Sunday, October 8, 2023
Proper 22 (27)—Season after Pentecost, Year A
Summary
The remarkable thing about the wicked tenants is how dim they are. To think that killing the heir of the landowner would result in them seizing the vineyard is fantasy. But such as it is to scheme against the living God.
Jesus, aware of the plots of the Temple officials, warns them that their plan will not succeed, and that their status as God’s people will pass to outsiders. Although they get the message, they go on plotting anyway, sealing their own destruction.

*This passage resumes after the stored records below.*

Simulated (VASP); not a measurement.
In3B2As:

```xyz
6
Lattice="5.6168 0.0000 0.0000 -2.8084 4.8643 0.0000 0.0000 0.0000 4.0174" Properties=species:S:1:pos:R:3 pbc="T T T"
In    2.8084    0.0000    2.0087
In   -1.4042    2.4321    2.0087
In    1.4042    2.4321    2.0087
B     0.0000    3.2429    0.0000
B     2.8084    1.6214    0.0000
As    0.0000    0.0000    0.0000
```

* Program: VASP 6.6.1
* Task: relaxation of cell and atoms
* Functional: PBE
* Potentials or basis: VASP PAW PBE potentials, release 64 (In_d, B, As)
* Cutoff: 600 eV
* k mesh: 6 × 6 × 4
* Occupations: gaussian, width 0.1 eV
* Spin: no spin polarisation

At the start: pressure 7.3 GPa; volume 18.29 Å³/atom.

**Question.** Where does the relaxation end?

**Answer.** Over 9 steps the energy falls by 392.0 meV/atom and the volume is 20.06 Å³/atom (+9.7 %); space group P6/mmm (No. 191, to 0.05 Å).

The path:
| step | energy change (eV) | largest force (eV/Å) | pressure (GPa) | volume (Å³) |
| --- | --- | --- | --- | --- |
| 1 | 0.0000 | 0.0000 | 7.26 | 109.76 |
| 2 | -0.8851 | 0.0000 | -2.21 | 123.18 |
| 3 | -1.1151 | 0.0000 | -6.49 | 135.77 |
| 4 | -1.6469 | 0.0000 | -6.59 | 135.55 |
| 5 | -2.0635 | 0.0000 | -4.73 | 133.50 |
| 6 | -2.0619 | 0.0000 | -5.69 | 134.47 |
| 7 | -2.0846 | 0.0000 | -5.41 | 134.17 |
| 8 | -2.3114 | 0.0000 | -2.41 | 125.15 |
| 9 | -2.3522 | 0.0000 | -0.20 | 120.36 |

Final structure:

The preacher may use this parable to point out how, in the present day, our own petty attempts at wresting control of our own lives and churches, our “vineyards,” away from God’s control can only meet with the same disaster. By tolerating sin, we crucify Christ all over again and forfeit our status as trusted partners in God’s work on earth. Being the masters of our own vineyards and attempting to kick God out of them is a boneheaded plan, destined for failure.
Sunday, October 15, 2023
Proper 23 (28)—Season after Pentecost, Year A
Summary
The parable of the wedding feast shifts the focus from the Jews who reject God to those who accept him under false pretenses. The one who not only accepts Christ’s free gift of grace but clothes himself in his righteousness will be saved (cf. 7:21) Works of mercy are not ours alone but are empowered by the Holy Spirit. The guest does not earn his garment, but rather is “chosen” (cf. Eph. 2:10).
The thing to emphasize is how, although it may feel like effort, our good works flow from our participation in Christ, rather than our best efforts alone. The result of the invitation is a changed life and a new identity, which may set us apart on earth, but is the ordinary dress of the Kingdom of Heaven.
Sunday, October 22, 2023
Proper 24 (29)—Season after Pentecost, Year A
Summary
Jesus’ reply to the Pharisees on paying taxes continues to befuddle and elude both modern activists and patriots. Jesus did indeed endorse dutiful paying of taxes, and therefore offering some level of submission and legitimacy to the ruling authorities. That this is what Jesus meant by “render unto Caesar” is confirmed by the fact that Christians in the Early Church were noted for voluntarily and honestly paying their taxes, an anomaly in a world that all but expected graft and corruption.
However, by “rendering unto God” Jesus subtly and inescapably prohibits the sort of jingoism that would subordinate the believer’s citizenship in the Kingdom of Heaven to that of the City of Man. In “rendering unto God the things that are God’s” the Lord makes an implicit analogy between the coin made in Caesar’s image, and the human being made in God’s image. Therefore, the whole body belongs to God, and indeed this explains why Christians, though dutiful taxpayers, also went to the gallows just as dutifully when they refused to conform to the Empire’s unjust and impious laws.
As of this writing, the American church is in a state of political panic. On the one hand, many are certain that “Christian Nationalism” has overtaken American religious sensibilities and made them subordinate to the state. On the other hand, others are just as certain that the spiritual truths of the gospel have been traded for a tradition of cheap activism, no less captive to political interests.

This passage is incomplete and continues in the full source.